Tuesday, August 1, 2017

In My Past Life I Was a Construction Worker.

I mom hard.

By mom hard I mean my kids eat frozen chicken nuggets and I make generous donation to the school bake sale instead of baking while flashing my " I've actually caught a house on fire while boiling water" paperwork.

This is why no one should've been surprised to find me surveying the local construction work about a mile from my house. Quality road work  matters. By surveying I mean nervously waving to construction workers and confused drivers while power walking with a purpose.

Let me backtrack. Audrey had a doctors appointment. A lengthy, scratch your eyes out, torturous doctors appointment. This left my mom (God bless her) with the buddha baby.

My baby is a boob baby. Girl doesn't miss a meal...Hell she doesn't miss a chance to motorboat herself catatonic in remebrance of a meal.(Don't act like you haven't done the same thing after a 2am taco bell cheesy gordita crunch run.) She does however miss every chance possible to take a bottle. God rest my mother's sanity, she was left with the 3 others, some pumped milk, and a long last look of pity.

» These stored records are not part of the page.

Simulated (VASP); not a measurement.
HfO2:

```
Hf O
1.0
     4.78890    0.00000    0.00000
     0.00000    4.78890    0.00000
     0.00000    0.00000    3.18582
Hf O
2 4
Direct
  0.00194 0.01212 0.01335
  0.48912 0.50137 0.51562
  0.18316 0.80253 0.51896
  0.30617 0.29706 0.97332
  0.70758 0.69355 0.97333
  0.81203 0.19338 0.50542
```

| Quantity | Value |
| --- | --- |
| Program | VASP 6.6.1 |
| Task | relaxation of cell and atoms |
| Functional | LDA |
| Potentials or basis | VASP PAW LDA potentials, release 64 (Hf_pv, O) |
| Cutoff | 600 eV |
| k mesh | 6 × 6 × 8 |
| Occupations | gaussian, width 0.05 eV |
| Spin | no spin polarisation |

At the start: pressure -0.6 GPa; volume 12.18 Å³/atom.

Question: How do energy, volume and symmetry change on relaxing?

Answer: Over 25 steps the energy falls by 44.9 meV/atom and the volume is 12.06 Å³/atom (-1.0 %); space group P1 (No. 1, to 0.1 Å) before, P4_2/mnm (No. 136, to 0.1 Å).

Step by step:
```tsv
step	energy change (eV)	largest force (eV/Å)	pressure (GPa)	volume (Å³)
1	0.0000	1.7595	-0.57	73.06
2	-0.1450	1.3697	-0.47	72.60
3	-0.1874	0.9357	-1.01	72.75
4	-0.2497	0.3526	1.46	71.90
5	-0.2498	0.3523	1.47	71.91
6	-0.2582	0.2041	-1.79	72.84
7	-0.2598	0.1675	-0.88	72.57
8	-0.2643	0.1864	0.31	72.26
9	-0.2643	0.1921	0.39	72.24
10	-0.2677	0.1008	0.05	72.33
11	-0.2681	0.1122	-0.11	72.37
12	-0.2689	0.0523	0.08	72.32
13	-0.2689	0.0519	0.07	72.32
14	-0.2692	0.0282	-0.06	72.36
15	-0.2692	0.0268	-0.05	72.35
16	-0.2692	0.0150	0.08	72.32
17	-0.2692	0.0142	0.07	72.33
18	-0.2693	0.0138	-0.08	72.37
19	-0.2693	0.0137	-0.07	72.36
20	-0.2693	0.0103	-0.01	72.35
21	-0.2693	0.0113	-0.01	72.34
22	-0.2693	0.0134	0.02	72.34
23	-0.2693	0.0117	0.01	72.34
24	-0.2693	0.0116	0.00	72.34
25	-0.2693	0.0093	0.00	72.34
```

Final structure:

May the odds be ever in your favor.
They weren't.

So after spending a few hours physically wrestling Audrey in front of some very confused parents and reassuring the nurse that her new elbow sized face bruise actually makes her look thinner we get the SOS call from my mom and head home.
Boob baby down.

We are hauling butt home. Im nervous mom sweating at this point. You moms know what im talking about. You know your baby has lost her shit so you're trying not to shit your pants. Cue road work from hell.

15 minutes we sit. 15 minutes. We are a mile away. You know those points in movies where the main character finally snaps and you know shits about to get real? This was me. Shit was about to get real, and not just in my pants.

I turn to my husband and say very calmy: " I'm getting out". Relationship goals yall. This is how you know you've reached them.

He glances at me and says:  "ok bye"
Clearly this man knows my brand of crazy. There was no um are you nuts, this is grid lock traffic, you're a mile away, the roads are torn up, there are no sidewalks, its hot. Nope, not from my guy. "ok bye".
Byyyyeeeeee.

Have you ever hit a deer? That deer in the headlight look is a real thing. I got this look from about 32 confused people sitting in cars who had the privilege of watching me scramble around chunks of road, cones, and do not cross tape.

It was almost as comical as the construction worker's faces. I decided to play it real awkward with them though, and just do some small waving and head nodding. Just taking a tour boys, great job. Love what you did with that corner back there!

So a mile later I arrive home. I roll in ( aka drag) my out of shape wheezing, sweaty, crazed look mom on a mission, give me that baby, roll in.

Baby is good. Kids are good.
Cue my husband pulling in approximately 3 minutes later.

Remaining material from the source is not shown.